Baker to Grobstein, 29 July 2004, referring by indent italics to previous Grobstein

Paul,

I think that your are correct to emphasize the parallels between classical logic and the standard axiomatization of probability. One further parallel - often overlooked - is that classical logic also gives you "freedom' in initial assignments. From the point of view of pure logic, each contingent atomic proposition can be assigned either "true' or "false." Below I have some more specific responses to your comments from the last message.

Ah so. If I'm understanding correctly, "coherence" basically means that the probability assignments for "related" hypotheses ("statements" in classical logic) must sum to less than 1.0 (I imagine that defining "related" is a major task in its own right?). And this then assures that there is one and only one probability assignment for permitted assemblies of hypotheses (parallel to the truth or falsity of well-constructed compound statements in classical logic, yes?). Is there an accessible (to me) literature on this? Does it follow from the parallels that the Kolmogorov logic generates a Godel-like "incompleteness" as classical logic does? ie are there compound statements whose probability assignment is indeterminate? The point about incoherence, for the probability calculus, is not that you have a choice of different probabilities you can assign (since this is also true for coherent systems), but that you can derive - within the (incoherent) system - two (or more) different probability assignments for a single proposition. Hence the analogy with inconsistency in classical logic - where you can derive two truth-value assignments (true and false) for a single proposition. For example, say I assign probability 25 to the proposition that it will rain tomorrow. If I am working with an incoherent set of probability axioms then I will be able to derive, within the system, a second, distinct probability for this same proposition, say 45.

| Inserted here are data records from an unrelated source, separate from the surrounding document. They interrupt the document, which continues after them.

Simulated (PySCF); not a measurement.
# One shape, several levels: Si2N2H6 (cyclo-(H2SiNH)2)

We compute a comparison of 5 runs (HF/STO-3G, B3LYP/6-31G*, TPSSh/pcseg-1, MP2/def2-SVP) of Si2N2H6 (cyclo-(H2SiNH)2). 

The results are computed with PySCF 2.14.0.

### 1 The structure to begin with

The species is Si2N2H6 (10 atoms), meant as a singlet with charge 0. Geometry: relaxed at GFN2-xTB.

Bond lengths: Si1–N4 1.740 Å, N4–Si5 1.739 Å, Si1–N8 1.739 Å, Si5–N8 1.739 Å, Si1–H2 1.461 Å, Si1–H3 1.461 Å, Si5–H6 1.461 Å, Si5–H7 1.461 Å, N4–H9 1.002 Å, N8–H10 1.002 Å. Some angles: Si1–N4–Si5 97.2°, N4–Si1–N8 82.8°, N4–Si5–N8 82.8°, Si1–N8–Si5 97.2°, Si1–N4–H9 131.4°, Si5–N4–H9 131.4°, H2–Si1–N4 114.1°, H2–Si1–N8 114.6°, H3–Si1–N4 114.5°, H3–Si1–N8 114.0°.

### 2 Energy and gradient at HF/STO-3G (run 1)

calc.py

It's not right, I think, to say that the probabilities for "related" hypotheses must sum to less than 1 (at least not on any understanding of "related" that I can think of). Perhaps you are thinking of the theorem of classical probability which says that if A and B are mutually inconsistent propositions then P(A) + P(B) is less than or equal to 1. More generally, there seem to be plenty of counterexamples to your claim.

e.g.
let C = "the dice does not come up 6"
D = "the dice comes up odd"

C and D are related, since D logically implies C.
But (for a fair dice), P(C) + P(D) = 5/6 + 1/2 = 4/3 > 1.

There *are* more general constraints on the probability assignments of compound statements, relative to the probability assignments of their atomic components. But there is no single such constraint.

e.g.
P(A & B) < P(A)
P(A & B) < P(B)

P(A v B) = max [P(A), P(B)]

Also, if A -> B then P(B) > P(A)

The issue of completeness in probability is an interesting one. What the above remarks indicates is that there are "compound statements whose probability is indeterminate" (relative to the probabilities of their components). Perhaps the simplest case is conjunctions of non-independent events.

Let A be the hypothesis that George Bush is re-elected. Let B be the hypothesis that the stock market rises in 2005. Say you assign probabilities of .5 to each. Then the only coherence constraint on P(A & B) is that it be less than .5. You are free to assign any probability to A&B between 0 and .5.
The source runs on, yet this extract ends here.